Remembering Roger Blobaum:

A Pioneer, Leader, and Historian of the Organic Movement (1929-2023)

,Roger Blobaum, a visionary and trailblazer in the organic farming world, left an indelible mark on the agricultural landscape. His remarkable contributions encompassed a deep commitment to organic practices and advocacy. In this tribute, we celebrate the life and legacy of Roger, whose passion and dedication continue to inspire. As well as the essence of Roger. He was a loyal, passionate, precious friend and mentor to so many in the organic community.

A Pivotal Moment: In 1971, Roger Blobaum experienced a transformative moment that defined his life's purpose. His visit to Clarence Van Sant's organic farm in Grinnell, Iowa, left an enduring impression. Witnessing the vibrancy of the soil, crops, and livestock at this farm inspired him to embark on a lifelong journey as an agricultural consultant, activist, and leader in organic farming research, education, advocacy, and policymaking. Little did he know that this moment would set the stage for a remarkable legacy, preserved in the historical archive of the Roger Blobaum Organic History Website.
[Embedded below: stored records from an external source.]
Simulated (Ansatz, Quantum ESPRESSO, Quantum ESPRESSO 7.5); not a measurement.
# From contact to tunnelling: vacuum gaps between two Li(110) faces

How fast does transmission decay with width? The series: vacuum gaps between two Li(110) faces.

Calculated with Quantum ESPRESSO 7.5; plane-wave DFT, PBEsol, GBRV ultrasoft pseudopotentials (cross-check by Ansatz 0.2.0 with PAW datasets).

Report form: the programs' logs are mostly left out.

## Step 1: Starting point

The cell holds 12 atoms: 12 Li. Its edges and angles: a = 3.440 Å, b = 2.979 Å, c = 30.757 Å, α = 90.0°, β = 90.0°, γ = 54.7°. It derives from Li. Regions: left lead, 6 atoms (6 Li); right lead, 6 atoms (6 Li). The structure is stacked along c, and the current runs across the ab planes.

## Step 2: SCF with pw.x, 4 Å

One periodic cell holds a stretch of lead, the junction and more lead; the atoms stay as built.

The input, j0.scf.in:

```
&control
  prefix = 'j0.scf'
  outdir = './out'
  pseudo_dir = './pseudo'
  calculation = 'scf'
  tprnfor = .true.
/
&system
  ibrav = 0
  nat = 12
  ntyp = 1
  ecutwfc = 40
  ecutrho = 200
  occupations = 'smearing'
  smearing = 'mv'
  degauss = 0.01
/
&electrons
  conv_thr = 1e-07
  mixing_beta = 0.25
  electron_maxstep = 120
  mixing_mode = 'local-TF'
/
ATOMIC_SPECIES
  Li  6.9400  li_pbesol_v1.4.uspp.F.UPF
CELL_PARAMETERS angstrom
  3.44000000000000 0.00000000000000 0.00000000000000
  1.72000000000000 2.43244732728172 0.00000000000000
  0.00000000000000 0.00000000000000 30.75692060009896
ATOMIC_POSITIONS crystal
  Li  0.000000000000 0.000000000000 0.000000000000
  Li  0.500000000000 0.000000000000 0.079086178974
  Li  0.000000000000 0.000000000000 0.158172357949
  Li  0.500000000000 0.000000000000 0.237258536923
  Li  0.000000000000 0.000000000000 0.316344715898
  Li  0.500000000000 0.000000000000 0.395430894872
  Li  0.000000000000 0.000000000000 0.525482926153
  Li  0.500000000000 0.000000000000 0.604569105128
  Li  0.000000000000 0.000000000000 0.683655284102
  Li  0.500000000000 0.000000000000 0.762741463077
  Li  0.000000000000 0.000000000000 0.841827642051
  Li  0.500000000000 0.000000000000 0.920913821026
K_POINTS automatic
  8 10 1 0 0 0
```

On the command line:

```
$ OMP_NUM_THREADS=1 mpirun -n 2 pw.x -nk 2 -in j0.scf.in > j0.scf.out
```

Roger Blobaum (far right), director of Americans for Safe Food Initiative, presenting signatures of 136,000 consumers who supported the 1990 Organic Production Act Bill to Senator Patrick Leahy.

Roots of Awareness: Roger often attributed his connection to nature and organic principles to his childhood in southern Iowa during the Great Depression. Growing up on a diverse crop and livestock farm, he learned the value of the natural environment and the interdependence of all living beings. His upbringing instilled in him a profound respect for the earth and its resources.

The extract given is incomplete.